Here is something for you guys to read.
So the early season in SE Minnesota just ended Sunday. There were 5 of us in our hunting party and we managed to fill our tags. I managed to connect on two nice does and a nice buck with both my 45-70 and 30-30. I knocked the first doe off her feet with the 45-70 and the Barnes 300gn TTSX for the 458 SOCOM at ~ 1750fps right behind the front legs and took off the top of the heart from ~60 yards. She never regained her feet.
The buck came shortly before close of shooting time that evening. I was sitting in a ground blind watching a doe feeding in the been field that was clearly out of range given the lighting and red-dot on the 45-70 and lamenting the poor decision to leave the 30-30 back in camp. She suddenly looks up and a big racked buck bounds into view. She breaks across the field and closes the gap with him behind her. He stops at ~100 yards and starts to feed silhouetted against the trees behind him. I line up on him with the pistol on the bog pod, try to control my shakes and let fly with another 300gn copper pill. He drops at the shot but quickly regains his feet. I reload (twice) and let fly (twice) and miss him both times. All this time, his tail is down, his hips are swaying a bit and he is looking around trying to figure out who hit him trying to horn in on his doe. About this time my father lets go with a broadside slug from ~150 yards and I see smoke/debris come of the backside of the deer, high on the back.
He finally bolts toward the woods about 50 yards from where he stood. As I'm packing up (it's well after sunset, the end of hunting for the day) I hear some cracking branches where he disappeared. Strolling over, we find him ~20 feet into the woods on his back.


I hit him ~4 inches behind the rib cage on the left and exited ~4 inches in front of the last rib on the right. He was a bit of a mess in side with stomach contents and lots of blood. My father's shot hit above the spine and passed clean through the top of his back. While I like the Sig-Sauer circle-dot, it has limited range with no magnification and that range drops rapidly with low light.

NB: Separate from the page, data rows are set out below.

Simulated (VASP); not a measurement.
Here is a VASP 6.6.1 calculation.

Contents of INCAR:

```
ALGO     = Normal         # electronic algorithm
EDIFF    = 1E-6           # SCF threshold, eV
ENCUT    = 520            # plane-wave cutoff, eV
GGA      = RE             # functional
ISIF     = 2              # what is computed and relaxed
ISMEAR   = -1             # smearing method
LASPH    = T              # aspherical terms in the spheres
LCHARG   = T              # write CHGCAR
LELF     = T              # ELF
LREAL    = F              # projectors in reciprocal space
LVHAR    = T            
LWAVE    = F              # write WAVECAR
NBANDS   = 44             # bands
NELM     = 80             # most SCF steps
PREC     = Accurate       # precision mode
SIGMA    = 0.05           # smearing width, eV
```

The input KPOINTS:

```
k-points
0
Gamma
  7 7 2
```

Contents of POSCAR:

The next Friday evening found me back in the field with my 30-30 and Leopold glass having learned my lesson the week before. I was watching a doe and a couple fawns feeding in the field waiting for a buck that never showed up. About 15 min after sunset with light dropping fast I decided it was time. I lined up on a young doe at ~60 yards and let fly. the 110gn black tipped TTSX left the barrel at ~2400 fps and hit the doe right behind the left leg, crossed the chest cavity and shattered the right shoulder. She jumped, spun and made it ~20 yards before piling up just inside the trees. I didn't locate an exit hole but never found the bullet. It may have ended up back in the lungs in the gut pile.



In the end, I ended up shooting 2.5 deer out of the 5 our group took. I got extremely luck and managed to be in the right place at the right time several times.